By Melanie Courtright, Member, IA Standards Committee.
Scope and Definition Considerations
Interest in and use of synthetic data has evolved significantly over the past two years. Synthetic respondents, simulated personas, and AI-generated datasets are now common in conference discussions, product development, and professional dialogue.
This shift makes it timely to revisit how synthetic data and synthetic participants intersect with the Insights Association Code of Standards and Ethics. The intent is not to slow innovation or endorse it uncritically, but to ensure that adoption is deliberate, transparent, and aligned with the principles that underpin research integrity and public trust.
For purposes of applying the Code, two foundational realities are relevant:
- Synthetic data and participants are often derived from, or informed by, data originating from real individuals
- Outputs generated from synthetic data or participants may be used to inform business decisions in ways similar to traditional research outputs
As a result, both participant protection principles and research integrity standards continue to apply.
IA Code Section 2: Primary Data Collection and Consent
The Code requires that researchers obtain informed consent for the collection and use of participant data, including when that data is used in ways that differ materially from its original purpose.
Application to Synthetic Data
When real participant data is used to develop, train, or inform synthetic models:
- This may constitute a material change from the original purpose of data collection
- Participants may not reasonably expect their data to contribute to simulated data and respondents, have their opinions included in training data sets, or enable future modeling applications
Guidance
- Consent language should clearly account for secondary and future uses of data where applicable
- If data may be used in modeling or simulation, this should be communicated in clear and understandable terms
- Where consent does not explicitly cover these uses, researchers should carefully assess whether the data is appropriate for inclusion
IA Code Sections 3, 4 and 6: Artificial Intelligence, Data Protection, and Privacy
The Code requires that personal data be protected against unauthorized access, disclosure, and re-identification.
Application to Synthetic Data
Synthetic models may introduce risk if:
- Source data contains identifiable or sensitive information
- Model outputs inadvertently reproduce or reveal elements of original participant data
Guidance
- Data used in all synthetic modeling, including synthetic participants, digital twins, and generated datasets, should be anonymized and minimized prior to use
- Researchers should evaluate whether model outputs could enable re-identification, directly or indirectly
- Appropriate security controls should be maintained throughout the data lifecycle
IA Code Section 9: Research Integrity and Methodological Soundness
The Code requires that research adhere to accepted methodological standards, and that emerging methods be evaluated for validity and reliability.

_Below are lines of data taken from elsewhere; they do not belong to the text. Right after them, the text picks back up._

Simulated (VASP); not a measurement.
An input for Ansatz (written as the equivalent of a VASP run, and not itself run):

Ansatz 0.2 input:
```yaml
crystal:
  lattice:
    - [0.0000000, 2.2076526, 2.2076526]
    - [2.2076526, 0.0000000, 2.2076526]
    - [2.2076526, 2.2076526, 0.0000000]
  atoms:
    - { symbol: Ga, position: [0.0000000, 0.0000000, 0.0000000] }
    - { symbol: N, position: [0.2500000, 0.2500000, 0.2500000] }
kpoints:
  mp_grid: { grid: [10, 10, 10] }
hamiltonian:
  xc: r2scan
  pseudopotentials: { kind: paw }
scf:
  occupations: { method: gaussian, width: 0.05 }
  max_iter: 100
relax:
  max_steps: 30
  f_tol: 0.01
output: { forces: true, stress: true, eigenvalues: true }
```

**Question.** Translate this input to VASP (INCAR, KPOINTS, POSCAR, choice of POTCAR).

Application to Synthetic Data
Synthetic approaches may:
- Generate outputs without direct observation of real participants
- Produce responses that are plausible, but not grounded in empirical observation
Guidance
- Researchers should assess whether synthetic outputs are fit for their intended purpose
- Synthetic data should not be presented as equivalent to observed human responses without appropriate validation
- Methodological limitations should be clearly understood, documented, and considered in application
IA Code Sections 1, 4, 8, and 10: Artificial Intelligence, Transparency and Disclosure
The Code emphasizes honesty, transparency, and accurate representation of research methods and findings.
Application to Synthetic Data
Risks of misunderstanding increase when:
- The nature of the data source is not clearly communicated
- Outputs are presented without distinguishing between human-derived and synthetic inputs
Guidance
- The use of synthetic participants should be fully disclosed to research buyers and stakeholders
- Reporting should clearly indicate whether findings are based on:
- Human participants
- Synthetic participants or digital twins
- A combination of both
- Methodological descriptions should provide sufficient detail to support informed interpretation
IA Code Section 11: Professionalism and Public Trust
The Code requires researchers to act with integrity and avoid practices that could undermine confidence in the profession.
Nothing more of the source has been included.